If you cannot answer "which agent decided what, and based on which evidence," you do not have a multi-agent system. You have a distributed rumor mill.

Pattern 1: Supervisor and Worker Specialists

Most common enterprise pattern with centralized governance.

Supervisor classifies intent, selects workers, consolidates outcomes
Workers are narrow specialists with constrained tool access
Single governance choke point at supervisor level

Case: Enterprise IT Help Desk

Supervisor plus specialists for identity, device management, ticketing. Device worker accesses MDM tools, ticketing worker only writes to ITSM. Prevents credential resets during device troubleshooting.

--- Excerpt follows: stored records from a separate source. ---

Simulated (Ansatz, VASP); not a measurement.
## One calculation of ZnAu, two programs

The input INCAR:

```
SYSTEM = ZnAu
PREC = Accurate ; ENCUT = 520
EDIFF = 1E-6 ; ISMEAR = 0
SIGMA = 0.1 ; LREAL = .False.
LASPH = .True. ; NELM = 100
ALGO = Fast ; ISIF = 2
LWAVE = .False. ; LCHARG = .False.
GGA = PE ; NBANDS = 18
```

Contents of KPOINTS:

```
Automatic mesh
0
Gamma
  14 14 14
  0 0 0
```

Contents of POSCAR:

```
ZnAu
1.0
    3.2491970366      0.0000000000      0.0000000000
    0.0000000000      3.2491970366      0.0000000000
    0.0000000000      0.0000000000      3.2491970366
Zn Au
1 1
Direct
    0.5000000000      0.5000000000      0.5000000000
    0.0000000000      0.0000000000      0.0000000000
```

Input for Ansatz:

Pattern 2: Planner-Executor with Verification Gates

Multi-agent analog of clean architecture with explicit validation.

handoff_contract:
  planner_output:
    objective: string
    steps:
      - id: string
        tool: string
        inputs: object
        success_check: string
    risk_tier: low|medium|high
    stop_conditions:
      - budget_exceeded
      - missing_required_id
      - policy_gate_triggered
  executor_rules:
    - execute_steps_in_order
    - no_tool_outside_allowlist
    - log_all_inputs_outputs
    - on_failure_return_structured_error

Why it works: Planner interprets failures and decides retry/replan/escalate; executor is deterministic and safe.

Pattern 3: Critic and Judge Loops

Separates generation from evaluation for high-impact actions.

Pre-action critics: Validate plan before any tool call
Post-action critics: Validate end state, not narrative

Use when: Action is irreversible, tool output needs semantic validation, compliance requirement exists

Pattern 4: Router-Worker for Cost and Latency Control

Cheap classifier assigns tasks to workers based on intent, risk tier, required tools.

Router owns:

Model selection and fallbacks
Risk-tier assignment
Reactive vs deliberative determination
Human approval requirements

Quick Engineering Heuristic

Ambiguous or multi-step with external dependencies → planner-executor
Broad domain with different tool surfaces → supervisor-worker
High volume, low cost requirements → router-worker
High cost of wrong action → add critic gates

LangGraph Production Pipelines

LangGraph represents a shift from prompt-centric orchestration to explicit execution graphs. Most production failures occur at boundaries between steps, not inside reasoning.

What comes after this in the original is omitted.